PR Professor-Practitioner Relationships Need Mutual Understanding

The 2014 Academic Summit, sponsored by Edelman Public Relations along with PR Week, the University of Notre Dame and DePaul University, is an event that brings together PR professors and practitioners for some engaging discussion. I wasn’t in attendance last week, but I did note some tweets from the meeting and one in particular caught my eye.

Richard Edelman, the well known president and CEO of the global PR firm that bears his name, made a comment in his remarks that in effect said professors need to get out more and not just stay in their office writing papers.

I have great respect for Edelman, and have used his firm’s annual ‘Trust Barometer” as required reading in some of my classes. But, for that reason, I was dismayed that he would imply that academic research is not of value.

I tweeted a question just to clarify. I asked Edelman what academic journals and conference proceedings he reads. It caused several retweets, comments, and even caused the editor of a well-regarded PR journal to snort aloud at the meeting.

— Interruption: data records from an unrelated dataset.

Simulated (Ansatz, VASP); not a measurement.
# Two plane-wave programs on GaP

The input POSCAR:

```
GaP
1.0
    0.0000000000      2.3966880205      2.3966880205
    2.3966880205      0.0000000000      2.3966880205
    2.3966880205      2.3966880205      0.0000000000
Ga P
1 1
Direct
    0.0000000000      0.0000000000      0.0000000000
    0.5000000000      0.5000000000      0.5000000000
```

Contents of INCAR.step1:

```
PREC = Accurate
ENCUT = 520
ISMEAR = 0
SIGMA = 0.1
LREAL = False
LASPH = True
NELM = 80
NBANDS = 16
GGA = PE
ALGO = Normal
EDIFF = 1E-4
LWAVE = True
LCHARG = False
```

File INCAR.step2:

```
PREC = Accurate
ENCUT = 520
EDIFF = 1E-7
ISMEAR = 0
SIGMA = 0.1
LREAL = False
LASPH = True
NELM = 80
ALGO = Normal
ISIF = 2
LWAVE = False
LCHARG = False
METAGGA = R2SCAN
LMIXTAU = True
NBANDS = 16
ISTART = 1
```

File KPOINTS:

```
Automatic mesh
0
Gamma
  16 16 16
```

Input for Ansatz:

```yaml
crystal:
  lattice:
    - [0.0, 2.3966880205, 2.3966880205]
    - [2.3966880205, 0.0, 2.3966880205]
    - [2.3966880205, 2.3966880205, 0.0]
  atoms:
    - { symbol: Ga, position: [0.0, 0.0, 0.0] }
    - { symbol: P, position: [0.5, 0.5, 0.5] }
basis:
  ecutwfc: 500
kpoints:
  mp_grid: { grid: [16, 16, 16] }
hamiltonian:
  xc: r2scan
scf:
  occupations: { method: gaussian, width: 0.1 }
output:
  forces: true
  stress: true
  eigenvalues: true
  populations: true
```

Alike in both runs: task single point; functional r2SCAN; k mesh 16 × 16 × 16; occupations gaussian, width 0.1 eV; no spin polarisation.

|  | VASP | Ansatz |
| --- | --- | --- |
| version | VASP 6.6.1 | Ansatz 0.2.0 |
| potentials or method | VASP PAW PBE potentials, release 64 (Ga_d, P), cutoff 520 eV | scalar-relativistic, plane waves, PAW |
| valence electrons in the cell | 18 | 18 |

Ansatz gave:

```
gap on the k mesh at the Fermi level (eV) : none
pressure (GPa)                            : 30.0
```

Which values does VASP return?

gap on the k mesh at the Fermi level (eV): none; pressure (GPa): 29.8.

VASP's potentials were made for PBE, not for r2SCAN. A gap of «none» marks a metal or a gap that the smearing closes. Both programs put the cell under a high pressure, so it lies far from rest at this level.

Mr. Edelman did not respond to requests for comment.

One other academic at the conference noted that the context was that academic research is valuable, but it needs to be presented in ways that are not so full of academic jargon. That is a good point. It is possible for some academic works to be heavy on theoretical concept buzz words or statistical gymnastics seeming more intended to impress than express.

But on the other hand, the broad-brush assertion that academics “don’t get out much” is a little heavy. I know from my own interactions with other PR professors that many have professional experience before getting a PhD and teaching full time. I also know that once they become PR professors, many of them stay very much engaged with the practitioners in the field through conferences like the Academic Summit and other regular interactions ranging from coffee with local pros to faculty externships. And the papers that we academics write are largely based on “getting out” there and studying actual PR practice and consequences. We don’t just sit in a campus office and stroke our chins and venture a guess. Some of us, myself included, still practice PR as consultants ourselves, and also take on local clients for class projects where concepts are applied directly.

Methods from content analysis, to focus group, to survey and others are all about engaging real professionals. But academics go beyond reporting raw data and percent response. They look for the reasons behind the response, the cause and effect that is consistent and can be predictive over time. That can be hard to understand because of the methodological mumbo-jumbo or precision required in defining concepts. But if the results can be communicated to practitioners, that is of tremendous value and considerable practical. Indeed, informing the field–of academics and practitioners, and of course our students–should be the reason we do research.

Certainly, academics need to have a solid and grounded–we academics might say valid–understanding of what PR professionals do every day. But professionals, rather than eschewing academic research, theory, and unfamiliar words, should seek to understand it and apply it. This is one reason I’m an advocate of open-access journals, so professionals can access research without needing access to a university library or membership in academic organizations. I applaud PRSA for having its PR Journal available online. And, if you read the previous post on this blog, that is why I do a summary of journal articles for PR pros and students periodically.

At the end of the day, the professor-practitioner relationship can have mutual benefit if we all try to honestly understand each other.